Just as an addendum: I've lived in this area most of my ~5 decades, and it sort of straddles rural/agricultural and suburban. I've seen a huge changeover of farmlands to the same old sorry-assed shit: cookie-cutter housing developments, the sad refrain of Olive Garden-Target-etc. shopping, an absurd redundancy of storage facilities (because Lord knows we need all this CRAP stored in some rental place), and on and on. Grasslands converted to asphalt and cement, forests cleared, etc.
And then people wonder why we have uncontrollable flooding more frequently than we ever did before, why summers seem hotter and more smoggy and winters seem more brittle cold.
Tell you what, convert some of those "bastions of civilization" back to "non-environmentally friendly" pasture lands for beef farmers, and you will see environmental mitigation. Flood waters spongued up in fields, rather than running off parking lots. The comfortable feeling you get with lots of trees around, as opposed to the exposed feeling of being an ant on a sidewalk. Biodiversity and permaculture > monoculture and mindless development and idiots who write wonky stuff for Slate that they don't really understand.

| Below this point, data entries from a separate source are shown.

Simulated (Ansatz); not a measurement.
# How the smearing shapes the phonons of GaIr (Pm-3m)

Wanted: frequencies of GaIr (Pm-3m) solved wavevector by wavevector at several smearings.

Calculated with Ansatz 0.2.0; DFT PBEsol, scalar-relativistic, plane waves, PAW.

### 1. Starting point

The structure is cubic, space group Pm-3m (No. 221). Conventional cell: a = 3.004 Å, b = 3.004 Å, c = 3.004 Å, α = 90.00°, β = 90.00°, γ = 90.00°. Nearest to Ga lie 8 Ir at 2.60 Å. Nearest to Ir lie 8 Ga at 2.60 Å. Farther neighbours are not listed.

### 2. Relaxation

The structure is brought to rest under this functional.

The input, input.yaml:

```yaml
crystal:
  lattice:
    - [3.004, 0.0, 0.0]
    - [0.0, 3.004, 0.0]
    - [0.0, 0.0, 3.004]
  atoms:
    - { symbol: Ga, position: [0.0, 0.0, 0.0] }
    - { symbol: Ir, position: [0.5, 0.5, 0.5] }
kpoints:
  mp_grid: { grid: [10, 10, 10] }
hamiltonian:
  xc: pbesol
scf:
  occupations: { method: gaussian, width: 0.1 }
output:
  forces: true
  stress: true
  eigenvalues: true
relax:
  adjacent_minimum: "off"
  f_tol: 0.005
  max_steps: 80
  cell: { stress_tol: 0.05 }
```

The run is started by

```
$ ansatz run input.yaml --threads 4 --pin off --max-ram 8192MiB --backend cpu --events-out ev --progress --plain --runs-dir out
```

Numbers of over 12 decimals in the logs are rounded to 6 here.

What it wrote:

Thanks, @Finnegan's Wake! I actually didn't read it....but you summed it up nicely, especially the parts that are totally out of line. The only reason I found the article is because Allan Savory's talk and other research I have done on the topic excited me SO much that I've done a few projects for school on it, and it popped up during my research. I wanted to keep it in mine and get other's thoughts on it, just in case I had to argue for it against a professor or classmate. But really, working with nature makes so much sense. Who would deny that? Mr. McWilliams Slate I suppose. LOVE the quote from the 'grass farmer'. So true.